The CommandInterpreter will make sure all these requirements are met, and will
return the standard lldb error if they are not.[1]
def get_repeat_command(self, command):
The auto-repeat command is what will get executed when the user types just
a return at the next prompt after this command is run. Even if your command
was run because it was specified as a repeat command, that invocation will still
get asked for IT'S repeat command, so you can chain a series of repeats, for instance
to implement a pager.
The command argument is the command that is about to be executed.
If this call returns None, then the ordinary repeat mechanism will be used
If this call returns an empty string, then auto-repeat is disabled
If this call returns any other string, that will be the repeat command [1]

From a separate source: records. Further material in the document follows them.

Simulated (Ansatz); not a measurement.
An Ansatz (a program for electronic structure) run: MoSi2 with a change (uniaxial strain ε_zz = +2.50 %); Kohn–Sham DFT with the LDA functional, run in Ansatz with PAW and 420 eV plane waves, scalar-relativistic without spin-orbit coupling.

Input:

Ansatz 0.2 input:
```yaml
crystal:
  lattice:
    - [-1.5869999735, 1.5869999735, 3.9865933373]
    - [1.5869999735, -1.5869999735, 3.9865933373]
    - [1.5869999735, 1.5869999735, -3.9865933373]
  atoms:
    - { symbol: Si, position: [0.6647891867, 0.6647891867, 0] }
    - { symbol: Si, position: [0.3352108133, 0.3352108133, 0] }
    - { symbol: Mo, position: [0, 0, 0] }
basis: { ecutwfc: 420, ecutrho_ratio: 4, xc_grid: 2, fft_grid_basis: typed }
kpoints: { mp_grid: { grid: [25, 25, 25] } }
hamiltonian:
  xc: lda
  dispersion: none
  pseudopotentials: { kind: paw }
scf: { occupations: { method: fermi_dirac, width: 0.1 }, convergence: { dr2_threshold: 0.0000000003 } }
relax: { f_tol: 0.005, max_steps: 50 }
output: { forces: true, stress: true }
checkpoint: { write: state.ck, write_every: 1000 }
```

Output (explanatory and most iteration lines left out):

[1] This method is optional.
As a convenience, you can treat the result object as a Python file object, and
say
.. code-block:: python
print >>result, "my command does lots of cool stuff"
SBCommandReturnObject and SBStream both support this file-like behavior by
providing write() and flush() calls at the Python layer.
The commands that are added using this class definition are what lldb calls
"raw" commands. The command interpreter doesn't attempt to parse the command,
doesn't handle option values, neither generating help for them, or their
completion. Raw commands are useful when the arguments passed to the command
are unstructured, and having to protect them against lldb command parsing would
be onerous. For instance, "expr" is a raw command.
You can also add scripted commands that implement the "parsed command", where
the options and their types are specified, as well as the argument and argument
types. These commands look and act like the majority of lldb commands, and you
can also add custom completions for the options and/or the arguments if you have
special needs.
The easiest way to do this is to derive your new command from the lldb.ParsedCommand
class. That responds in the same way to the help & repeat command interfaces, and
provides some convenience methods, and most importantly an LLDBOptionValueParser,
accessed throught lldb.ParsedCommand.get_parser(). The parser is used to set
your command definitions, and to retrieve option values in the __call__ method.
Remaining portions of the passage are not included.